The political landscape in the UK has changed dramatically in recent years and BBC news is now faced increasingly with the issue of how to honour its commitment to impartiality when covering anti-establishment politicians and parties.
Many of the supporters of Jeremy Corbyn, Scottish independence, UKIP and others believe that not only is BBC news not reporting in an unbiased way but that it does not put a very high priority on doing so.
If BBC news does not tackle this issue, it is jeopardising its own future. After all, its USP, the justification for its privileged position, is that it is genuinely impartial.

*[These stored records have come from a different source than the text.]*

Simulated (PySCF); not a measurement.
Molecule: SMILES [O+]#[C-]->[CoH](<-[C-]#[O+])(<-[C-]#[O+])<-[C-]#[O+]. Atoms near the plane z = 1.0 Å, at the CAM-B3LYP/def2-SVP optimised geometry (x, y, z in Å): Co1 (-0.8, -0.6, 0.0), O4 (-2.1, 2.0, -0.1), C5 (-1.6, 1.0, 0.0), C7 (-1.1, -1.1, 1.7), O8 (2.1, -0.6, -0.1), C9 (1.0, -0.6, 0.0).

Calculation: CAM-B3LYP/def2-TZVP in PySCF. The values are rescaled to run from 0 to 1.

The beating heart of the British establishment is to be found at BBC news. Certain
contentious propositions are considered to be simple common sense. Here is a selection: -
- Politicians on the political spectrum between David Cameron and Tony Blair are generally sensible. Those outside that spectrum like Nigel Farage and Jeremy Corbyn are to be treated with considerable circumspection; they are liable to be mad or dangerous or both.
- The UK should remain united. Scottish independence is not at all desirable.
- The UK should certainly stay in the EU. It’s obvious.
- The lack of social mobility into the UK’s elites is a shame but best to turn a blind eye to the role of private schools.
- The rise of absolute poverty, child poverty and food banks in the UK since 2010 is terrible but best not to dwell on such unpleasantness (and certainly should not give a platform to poor people).
- The monarchy is, obviously, marvellous and sycophancy is best approach.
Such a worldview, explains why BBC news has reacted with lofty dismissiveness to claims of bias made by anti-establishment figures.
Jeremy Corbyn believes that the BBC “are trying to damage the leadership of the Labour Party”. A petition calling for Laura Kuenssberg, the BBC’s political editor, to be sacked due to bias against Corbyn, recently attracted 35,000 signatures before it was taken down because some of the people using the petition had made sexist comments.
Sir Michael Lyons, a former chairman of the BBC Trust has suggested that the BBC has bowed to political pressure to show bias against Corbyn. He said there had been “some quite extraordinary attacks on the elected leader of the Labour party….I can understand why people are worried about whether the most senior editorial voices in the BBC have lost their impartiality on this.”
Today, some Corbyn supporters booed Kuenssberg, when she was called to ask a question. (Reports that she was prevented from asking a question are wrong. Corbyn quieted the booing. She was merely delayed for 5 seconds.)
During the Scottish independence campaign, Alex Salmond and supporters of independence were furious with Kuenssberg’s predecessor, Nick Robinson for what they regarded as his anti-independence bias. Thousands of pro-independence Scots rallied outside the BBC’s Glasgow headquarters to demand Robinson’s resignation. Alex Salmond has said: - “The BBC’s coverage of the Scottish referendum was a disgrace’” and was a “significant factor” in the referendum result.
Nigel Farage has many times complained that the BBC is biased against him and UKIP.
These politicians may be anti-establishment but they are not fringe. Corbyn is the alternative prime minister and his party is level in the polls with the Tories and polled more votes in last month’s elections than them. No one doubts the significance of the support for independence in Scotland. UKIP won almost four million votes at the General Election.
In each of these cases, the BBC strenuously denied bias. To do otherwise would be to admit a breach of the BBC’s own editorial guidelines:- “Impartiality lies at the heart of public service and is the core of the BBC’s commitment to its audiences…”
The BBC regularly argues that the fact that it receives a similar amount of complaints from the “other side” is good evidence that it is not biased. This is a fallacious argument. It is obvious that some complaints may be valid and others may be groundless. Only a proper investigation can determine the truth.
BBC news ought to be worried by a BBC study published last month which found that viewers in Scotland, questioned after the referendum, were the most critical and least supportive of the BBC of any viewers in the UK. It would be surprising if supporters of Corbyn and UKIP do not feel similarly.
It is essential to BBC news’ long term future that it retain or regain its reputation for impartiality. It should start by demonstrating that it takes the issue very seriously.
BBC news may need to set up an independent monitoring body, rather like the OBR in relation to the Treasury. Like the OBR, such a body won’t be perfect but it would be an important advance and may reassure those who do not share the establishment’s view of the world that the national broadcaster, paid for by us all, will genuinely strive to be fair to them.